Celtics (25-7) vs. 76ers (23-9)
December 19, 1979
Boston Garden
If the Celtics ever made a statement game in December, then this was the one.
And really, was there any doubt the Celtics would lose game #33 of this season?
“You can call it a glamour game if you like,” Celtics coach Bill Fitch told Larry Whiteside in the Boston Globe’s game preview. “I don’t think crucial is the right word. Not this early in the season. It’s a very important game, but no matter what happens, we will still be in first place…”
The game, which was not televised but heard locally on WBZ Radio, packed a capacity crowd of 15,320 to see the Celtics hammer the Sixers and eradicate a few demons in the process.

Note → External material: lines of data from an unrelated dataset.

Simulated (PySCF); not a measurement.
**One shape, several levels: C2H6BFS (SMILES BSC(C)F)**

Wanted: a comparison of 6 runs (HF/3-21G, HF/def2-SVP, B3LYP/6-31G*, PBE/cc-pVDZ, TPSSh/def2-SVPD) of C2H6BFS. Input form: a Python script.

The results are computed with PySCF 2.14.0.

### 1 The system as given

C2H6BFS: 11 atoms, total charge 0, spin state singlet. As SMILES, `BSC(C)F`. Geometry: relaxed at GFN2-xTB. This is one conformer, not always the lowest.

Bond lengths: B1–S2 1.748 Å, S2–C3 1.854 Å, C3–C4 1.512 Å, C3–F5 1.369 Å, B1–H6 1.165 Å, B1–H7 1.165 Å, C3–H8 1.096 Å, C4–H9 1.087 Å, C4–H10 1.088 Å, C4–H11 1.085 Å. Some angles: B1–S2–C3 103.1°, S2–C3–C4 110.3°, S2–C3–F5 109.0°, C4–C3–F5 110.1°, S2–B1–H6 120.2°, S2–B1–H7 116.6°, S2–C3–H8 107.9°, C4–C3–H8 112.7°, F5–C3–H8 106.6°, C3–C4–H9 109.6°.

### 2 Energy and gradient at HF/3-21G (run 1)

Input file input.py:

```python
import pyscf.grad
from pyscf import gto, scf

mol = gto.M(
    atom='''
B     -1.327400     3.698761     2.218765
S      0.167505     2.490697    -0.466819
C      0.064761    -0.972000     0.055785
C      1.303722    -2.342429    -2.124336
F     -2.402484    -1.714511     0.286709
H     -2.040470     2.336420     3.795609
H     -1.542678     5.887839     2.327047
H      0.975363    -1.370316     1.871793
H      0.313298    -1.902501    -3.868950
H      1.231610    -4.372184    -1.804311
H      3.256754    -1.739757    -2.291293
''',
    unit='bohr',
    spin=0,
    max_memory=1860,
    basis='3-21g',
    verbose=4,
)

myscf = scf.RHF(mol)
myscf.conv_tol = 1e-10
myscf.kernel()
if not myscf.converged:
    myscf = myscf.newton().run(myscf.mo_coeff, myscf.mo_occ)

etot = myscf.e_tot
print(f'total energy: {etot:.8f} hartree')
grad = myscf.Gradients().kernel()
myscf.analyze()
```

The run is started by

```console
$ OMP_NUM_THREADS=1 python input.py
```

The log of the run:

There is a purpose to what these Boston Celtics are doing this year, Leight Montville wrote in the December 20, 1979 edition of the Globe. found in the Boston Globe Archive access. They are not just playing a random 82-game set of basketball games, are they? They are settling scores.
Somewhere in the back of their minds, or folded up and kept in the secret compartments of their wallets, there is a tattered and oft-handled list that was compiled during two long years of trouble. All the names and all the numbers are on the list. All the transgressions, real and imagined. All the humiliations. Somewhere there is this list and now, one by one, the names and numbers and embarrassments are being checked off.
The Bullets … the San Antonio Spurs … the Atlanta Hawks … the screamers behind the bench in New York… the yahoos in Houston … Elvin, EEEEEEEEE, Hayes … Larry, Dr. K., Kenon … Don Nelson and the Milwaukee Bucks. One by one. One after another. Night after night.
And now … the biggest one of all. The Philadelphia 76ers.
Philly suffered a setback with the loss of Doug Collins with a stress fracture of the right foot and a bone spur on his right ankle a week prior in back-to-backs with the Hawks (a surprising 4-0 so far against Philly). Julius Erving, who dropped a line of 37/10/8 on the Celtics in their first meeting, was held to 20 points on this evening at the Garden, and the Celtics defense was not intimidated by brute forward Darryl Dawkins.
And so we give you Boston 112, Philadelphia 89, wrote Bob Ryan in the 12/20/79 Globe. We give you 15,320 stomping, roaring, cheering fans who, on a night of countless ovations, saved their biggest for Jeff Judkins when took a pass on a fast break, dribbled backward into the right corner and swished a three-point jumper to give the Celtics a 108-81 lead with 3:12 left. As his coach frantically signaled for timeout. It is ever thus for these star-struck athletes. Were a Celtic to throw a brick through a department-store window at high noon on Washington Street, he undoubtedly would be given a civic citation. The Celtics have won six straight. They have a three-game lead over the 76ers. They can do no wrong.
The Bird Era had officially begun.
“People can’t keep us down,” Chris Ford told Bob Ryan. “Not as a unit, anyway.”
What the Celtics did to their chief divisional rivals was keep the visitors from getting inside, take care of themselves on the backboards (even winning the second-chance point battle, 10-8) and then run like hell.
With the defense sagging masterfully on the cold-shooting 76ers, and with the Celtics connecting on 1 of their first 16 second-quarter shots en route to a 38-point period (18 on the fast break), Boston expanded a shaky 22-18 one-quarter advantage into such comfortable margins as 37-20, 44-26 and 56-35 in the second period.
Leigh Montville’s column added to the excitement of the Celtics’ rebirth.
How many sad nights had the Celtics spent with these same Sixers in the two woebegone years? How many cruises had they seen by the Good Doctor, the estimable Mr. Julius Erving from the University of Massachusetts? How big had the manchild, Dr. Dunkenstein, Darryl Dawkins seemed? How far away had the greatest rivalry in the NBA slipped, the Sixers off to division championships and folderol, the Celtics off to dark places and quiet conversation?
“I’d have had to have been very skeptical about it, don’t you think?” Cedric Maxwell replied. “I mean, we were looking forward, but this … this is just a plus, everybody coming together this way. All the turmoil, all the animosity of those two years are gone. It’s just beautiful.”
The tune that the Celtics did on the Sixers last night at the Garden was nothing less than the answer to one of their fans’ most wild dreams for two long years. The Celtics didn’t just beat the Sixers, 112-89, last night. The Celtics humiliated the Sixers, 112-89.
Philadelphia. Check. The rivalry has been born again.
The Celtics returned to action by hosting the Spurs on Friday, and then a quick return bout in Philly on Saturday.